Published: Feb 9, 2024 by imooger
Welcome to the world of automatic data analytics with adix a Jupyter notebook package for data analytics, designed to streamline the process of exploring and understanding your datasets!
In this tutorial, we’ll explore how to quickly analyze and visualize your data using this powerful tool. With just one function ix.eda.()
, your entire dataset becomes an open book. Hold on tight as we uncover hidden insights and embark on an adventure of discovery!
Quick Start
Let’s dive right in and see how adix can simplify your data analysis workflow.
Installation
To get started with adix, you can easily install it using pip:
pip install adix
Please note that adix is still under active development. If you encounter any issues during installation or while using the tool, don’t hesitate to reach out for support.
Loading Data
First, in Jupyter notebook, let’s load a dataset to work with. adix provides convenient functions to load sample datasets for demonstration purposes. For example:
import adix as ix
from adix.datasets import load_dataset
# Load the Titanic dataset
titanic = load_dataset('titanic')
1. Rendering the Entire DataFrame
With adix, visualizing the entire dataset is as simple as calling a single function:
ix.eda(titanic)
This will generate a comprehensive overview of the dataset, allowing you to quickly grasp its characteristics.

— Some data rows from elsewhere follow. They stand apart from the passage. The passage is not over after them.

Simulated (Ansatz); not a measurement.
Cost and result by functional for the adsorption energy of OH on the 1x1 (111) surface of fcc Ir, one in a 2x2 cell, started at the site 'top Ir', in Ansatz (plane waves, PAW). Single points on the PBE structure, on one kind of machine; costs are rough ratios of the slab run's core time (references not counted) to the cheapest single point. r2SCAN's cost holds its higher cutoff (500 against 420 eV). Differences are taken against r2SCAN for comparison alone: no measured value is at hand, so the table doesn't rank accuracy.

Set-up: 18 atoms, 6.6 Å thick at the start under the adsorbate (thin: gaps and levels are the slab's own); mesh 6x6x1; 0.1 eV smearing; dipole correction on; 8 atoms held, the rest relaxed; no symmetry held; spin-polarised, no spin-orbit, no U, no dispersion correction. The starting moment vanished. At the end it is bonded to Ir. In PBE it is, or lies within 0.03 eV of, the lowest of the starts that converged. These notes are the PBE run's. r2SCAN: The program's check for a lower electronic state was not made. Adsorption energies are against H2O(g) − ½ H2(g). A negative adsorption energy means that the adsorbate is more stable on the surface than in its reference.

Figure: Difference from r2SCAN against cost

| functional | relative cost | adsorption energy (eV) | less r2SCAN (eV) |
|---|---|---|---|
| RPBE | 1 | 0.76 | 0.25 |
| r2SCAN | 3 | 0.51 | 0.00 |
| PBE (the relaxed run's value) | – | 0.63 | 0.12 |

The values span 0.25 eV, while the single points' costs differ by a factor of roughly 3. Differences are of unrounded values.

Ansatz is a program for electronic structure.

2. Accessing Variables of Specific Data Types
You can focus your analysis on variables of a specific data type. For instance, to visualize only categorical variables, adix automatically detects data types. Additionally, you can also explicitly set variable data types; refer to the documentation for more details:
ix.eda(titanic, val='categorical')
3. Accessing Individual Variables
You can inspect a wide variety of different data types, each with its own set of statistics. To delve deeper into a specific variable, such as ‘Age’, you can use:
ix.eda(titanic, 'Age')
4. Pandas .loc & .iloc & .query()
Since adix accepts a pandas dataframe as the initial input, you can leverage familiar pandas functionalities like .loc
and .iloc
to analyze specific portions of the dataset, or you can utilize .query()
for concise and efficient data filtering based on boolean expressions, enhancing the flexibility and ease of data analysis.
ix.eda(titanic.loc[:10:2,['Age','Pclass','Fare']])
5. Changing Theme Colors
Customize the visualization theme to suit your preferences. For customizing adix with your own color palettes, refer to the documentation:
ix.Configs.get_theme()
# Explore available themes and set your preferred one
ix.Configs.set_theme('FOREST')
6. Exploring Bivariate Relationships: Numerical & Numerical
Visualize relationships between numerical variables like ‘Age’ and ‘Fare’:
ix.eda(titanic, 'Age', 'Fare')
7. Exploring Bivariate Relationships: Categorical & Numerical
Investigate the relationship between categorical and numerical variables, such as ‘Sex’ and ‘Age’:
ix.eda(titanic, 'Sex', 'Age')
8. Exploring Bivariate Relationships: Categorical & Categorical
Finally, analyze relationships between categorical variables, like ‘Sex’ and ‘Survived’:
ix.eda(titanic, 'Sex', 'Survived')
With adix, you have the power to perform comprehensive data analysis effortlessly, from exploring basic statistics to uncovering intricate relationships within your datasets. Start leveraging the capabilities of adix today to unlock deeper insights from your data!